Frank Rothwell looks out over a vast Oldham landscape just beneath Pots and Pans, reaching down to a bucket of fish food and filling a mugful to scatter into his pond for the hungry hoards.

He has worked abroad, sailed around the world, climbed Mount Kilimanjaro and twice rowed the Atlantic Ocean for charity, but nowhere is he happier than here. Home.

"It's beautiful isn't it," said Frank, who with wife Judith has been soaking up the scenery there for the last 25 years.

And it is where Darren Royle first set the wheels in motion for the family's takeover of Oldham Athletic with a chance knock on their kitchen door two years ago.

At the time his intention was to seek the businessman's counsel on getting a consortium together. But the conversation soon went down the path of a Rothwell family project and the rest, as they say, is history.

Frank was supposed to be enjoying retirement, after stepping back from the day to day running of Manchester Cabins and Bunkabin and handing over to his children, Luke Rothwell and Su Schofield. Having embraced the football club and his role as chairman, he says he has never been busier.
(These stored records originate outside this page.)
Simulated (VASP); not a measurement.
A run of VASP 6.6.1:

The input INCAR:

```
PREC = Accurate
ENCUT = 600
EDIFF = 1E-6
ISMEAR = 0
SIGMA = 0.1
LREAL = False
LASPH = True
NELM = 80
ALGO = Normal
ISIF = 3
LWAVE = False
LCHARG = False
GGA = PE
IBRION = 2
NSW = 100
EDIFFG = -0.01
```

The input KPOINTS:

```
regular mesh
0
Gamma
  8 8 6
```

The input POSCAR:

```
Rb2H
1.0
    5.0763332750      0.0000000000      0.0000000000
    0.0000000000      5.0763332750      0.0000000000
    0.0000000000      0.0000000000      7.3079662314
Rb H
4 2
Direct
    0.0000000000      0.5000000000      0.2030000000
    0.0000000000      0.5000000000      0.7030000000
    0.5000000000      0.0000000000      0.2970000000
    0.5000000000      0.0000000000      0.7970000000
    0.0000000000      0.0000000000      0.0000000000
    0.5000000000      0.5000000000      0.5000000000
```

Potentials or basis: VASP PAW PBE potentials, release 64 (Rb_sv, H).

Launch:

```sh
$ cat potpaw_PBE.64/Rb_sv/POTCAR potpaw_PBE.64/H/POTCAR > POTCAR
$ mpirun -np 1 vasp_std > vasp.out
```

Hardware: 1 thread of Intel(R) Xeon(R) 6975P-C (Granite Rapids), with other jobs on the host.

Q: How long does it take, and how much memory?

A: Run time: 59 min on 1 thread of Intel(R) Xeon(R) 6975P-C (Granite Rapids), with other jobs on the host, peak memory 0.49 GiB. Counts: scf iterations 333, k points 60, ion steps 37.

But Frank is never not busy. He is dressed in his overalls when I arrive, working on his latest project - a Kiichiro Rothwell, named after Kiichiro Toyoda, the son of Toyota Industries founder Sakichi Toyoda.

Toyota moved into the motor industry when Kiichiro was invited to England by the Platt Brothers, who owned and operated a host of Oldham mills and bought the patent for the Toyoda Model G Loom, which allowed a single worker to operate up to 30 machines and significantly increased productivity, while the £100,000 generated from the sale was used by Kiichiro to start the Toyota Motor Corporation. Establishing RRG - one of the biggest motor dealer groups in the north of England - as the first shirt sponsor post-takeover felt symbolic.

We walk through Frank's workshop, where he is making the replica Toyota parts. The smell of materials and machinery transports me back in time to my metalwork classes at high school.

He shows me the Land Rover he adapted himself to become steam powered. The only one in the world, he assures me.

He is in his element here.

He takes a break and makes a cup of tea. Kettle not quite boiled, teabag soaked for only a few seconds, scooped out, no milk, job done. He doesn't muck about.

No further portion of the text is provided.